Wednesday, November 4, 2009

28 Secret Agent

TITLE: Seeing Zombies
GENRE: Urban Fantasy

Ricia looked up, listening for the repetition of the small sound she'd heard, but the house was silent. Should she find some music or get used to the quiet? Newly from a house that had never been empty, she decided to experience the quiet a little longer to get used to living alone.

Especially since she had no idea where she'd left her iPod and the desk wasn't fitting together as easily as she'd hoped. While the twelve pages of instructions had plenty of diagrams and had included such diverse tools as a hexagon bent into an L-shape and a flat wrench that swore it could be used as a screwdriver, it wasn't enough. Not by a long shot.

She sighed, staring at the small tool and mentally reshaping it into a hammer. Oblivious and unconcerned, it remained a tiny metal wrench no matter which non-existent transformation power she turned on it. While she had packed a full set of tools knowing she'd need them to put her house together, she had no idea where to look for them. That happened to be one of many things she'd do differently if she ever had to plan another cross-country move.


  1. Not hooked. There's nothing particularly troublesome here, but there's also nothing that draws me in.

    A phrase I stumbled over: "Newly from a house that had never been empty."

  2. I stumbled over several of the sentences because of the way they were structured which pulled me away from the story and character. Also, the initial set up of being alone in a house setting up a new desk, didn't really pull me in. Try taking another look at your piece for a beginning that might be stronger. Good luck!
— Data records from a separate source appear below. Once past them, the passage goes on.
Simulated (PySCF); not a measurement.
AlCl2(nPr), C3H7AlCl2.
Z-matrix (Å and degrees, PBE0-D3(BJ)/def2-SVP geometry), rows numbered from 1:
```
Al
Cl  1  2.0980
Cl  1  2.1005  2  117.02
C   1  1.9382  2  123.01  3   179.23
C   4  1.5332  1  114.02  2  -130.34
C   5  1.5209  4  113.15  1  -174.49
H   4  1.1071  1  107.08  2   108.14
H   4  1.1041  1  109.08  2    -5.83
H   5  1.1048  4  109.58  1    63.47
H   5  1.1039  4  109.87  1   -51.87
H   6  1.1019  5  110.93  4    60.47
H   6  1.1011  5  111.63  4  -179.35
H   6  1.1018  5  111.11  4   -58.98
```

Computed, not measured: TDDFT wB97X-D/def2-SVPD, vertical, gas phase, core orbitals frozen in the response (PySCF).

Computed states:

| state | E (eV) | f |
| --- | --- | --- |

  3. Except for the first and last sentences, which just barely scrape the dramatic, there's nothing here to interest me in going further -- and you kill the drama of the first sentence by talking about playing music. If everything's still normal in soon-to-be-zombie world, then you need to find some other way of getting into your book -- some kind of drama involving your protagonist. If there already are zombies running around out there, then your protagonist ought to be showing some fear, unease, disquiet of some sort. I know I would be if there were zombies about and I were all alone.

    And if there are no zombies and that's just a title thing...well, then what I said about some other drama still goes.

  4. I like the title. I like that the ready-to-assemble desk really isn't. Thought the tiny clue about powers was well-placed, but then you didn't do anything with it.

    I'm sure the rest of the novel is stellar, you just need a more active... more something, opening.

  5. I would read on, though I can’t say I’m hooked. “Newly from a house that had never been empty” was a problem, and then next time I see one like that, I’d quit. But I kind of like this person, and she doesn’t have to be pinned against the wall in the first 250 words. Just make sure something happens soon.

  6. I thought the idea of her trying to reshape the hammer and not having transformation powers was a cool detail and said a lot about the main character. This detail hooked me and made me want to read more.

    I found the first paragraph confusing. What sort of sound does she hear? Is there a reason not to tell the reader what she thought she heard? If she just heard a sound, then why is she deciding to experience quiet a little longer--she'd actually been experiencing some sort of sound not quiet.

    Can you simply say she wasn't used to quiet rather than "Newly from a house that had never been empty"?

  7. I liked the second and third paragraphs. Liked the first line of the first paragraph.

    Make that small noise stand out a bit by letting her scalp prickle. Then let her chide herself for being silly. It's just because she's not used to being alone.


    I love the bit about the desk--I've put enough together myself to know what a royal pain they are--and wanting to make a hammer from the wrench. I'm assuming she is going to beat that darned desk into submission. I like her feistiness.

  8. There is nothing wrong with this per se but it isn't particularly hooky.

  9. Could be an interesting story, but nothing here is enticing me to read on. Maybe shorten up the description of the tools to get to something more exciting faster? I think this could benefit from some tightening overall. You have 'get used to' twice in the first paragraph.

  10. I think you could cut out the "Newly from a house that had never been empty" and just start with "She decided to experience . . ." instead.

    I would read on because I found the humor in the paragraph about the desk building. I'd try to get to some action sooner though to keep the reader interested. I'm not hooked yet, but I'd keep going to see when zombies come into play.

  11. The most engaging section of this was the drama of putting together the flat pack desk.

    But it seemed out of place when she'd just described being spooked by the small noise.

    I might be out of step with other critters (I haven't read them), but I would put the reaction to the noise after the desk fiasco.